Yes, I am in the English capital on the first leg of my six week European sojourn so I am merely checking in to let all know I am alive and well.
It has been quite bleak, rain nearly everyday. Not heavy and there are long periods of dry in between the showers but today it must be said is very poor.
I have been to the Tower of London this morning, trawling through 900 years of British history and enjoying it. The Tower is certainly worth the price of admission and as it is just around the corner from where we are staying, a very convenient attraction to visit.
We are quite tired and footsore. London is a huge metropolis and we have been walking quite a bit. We hiked from Tower Hill along the Thames to Westminster a few days ago and I don’t think either Linda or I have quite recovered from that yet.
We have done plenty of the tourist stuff. We visited Westminster Abbey and have done tours of Kensington Palace and Buckingham Palace, ridden the Tube, done the London Dungeons tour, seen the changing of the Guard, walked through Hyde Park, seen a show on the West End, The Phantom of the Opera no less, and taken the tourist bus ride through the streets made famous to our antipodean ears through the game of Monopoly.
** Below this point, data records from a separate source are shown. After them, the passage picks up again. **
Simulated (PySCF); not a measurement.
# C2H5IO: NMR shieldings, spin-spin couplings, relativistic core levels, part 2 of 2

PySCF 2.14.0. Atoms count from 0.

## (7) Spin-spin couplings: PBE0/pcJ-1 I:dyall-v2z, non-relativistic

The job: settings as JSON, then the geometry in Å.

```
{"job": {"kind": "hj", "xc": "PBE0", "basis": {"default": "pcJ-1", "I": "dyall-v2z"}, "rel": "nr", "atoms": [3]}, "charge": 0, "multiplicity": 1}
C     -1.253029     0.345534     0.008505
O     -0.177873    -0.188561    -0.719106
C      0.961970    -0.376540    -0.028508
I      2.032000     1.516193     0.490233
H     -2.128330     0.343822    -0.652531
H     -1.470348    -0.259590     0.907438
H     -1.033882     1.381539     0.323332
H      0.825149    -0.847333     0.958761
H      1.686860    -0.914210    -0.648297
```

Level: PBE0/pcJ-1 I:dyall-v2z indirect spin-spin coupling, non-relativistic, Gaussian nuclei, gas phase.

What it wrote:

I have been to London before but the scale of the city has to be seen to be believed. So many places to go and things to do, people crawling the streets in large numbers, a city area which dwarfs the likes of Sydney and Melbourne, no small satellites themselves.
Certainly a global capital with a myriad of languages and faces of all colours to be seen as we wander this striking mass of steel and concrete which is probably the greatest city in the world.
I must say it is a little sad and perhaps even a little pathetic to tour the Abbey and ponder over the tombs of some of the greatest monarchs of English history as tourists in the heart of this very commercial hub traipse through the church with their audio tours ablaze in their ears, catching for a brief moment the power and gravitas of these noble lords who ruled with fists of iron, before slinking back into their own lives with barely any comprehension of what they have just seen. The Kings and Queens of England who bent fortune to their own will surely deserve better. Laying forever in the heart of a nation they once ruled but could now not possibly understand, their final resting places gawked at by those to whom they would not have given the time of day was surely not what they planned.
But tonight my own adventure moves on and I will wander the streets of Whitehall in the rain and dark on the trail of Jack the Ripper. Our tour starts just up the road and runs for two hours and I look forward to it.
So, until I have time for another small update I will bid you adieu and all the best and will try to update you again soon. Have a nice day.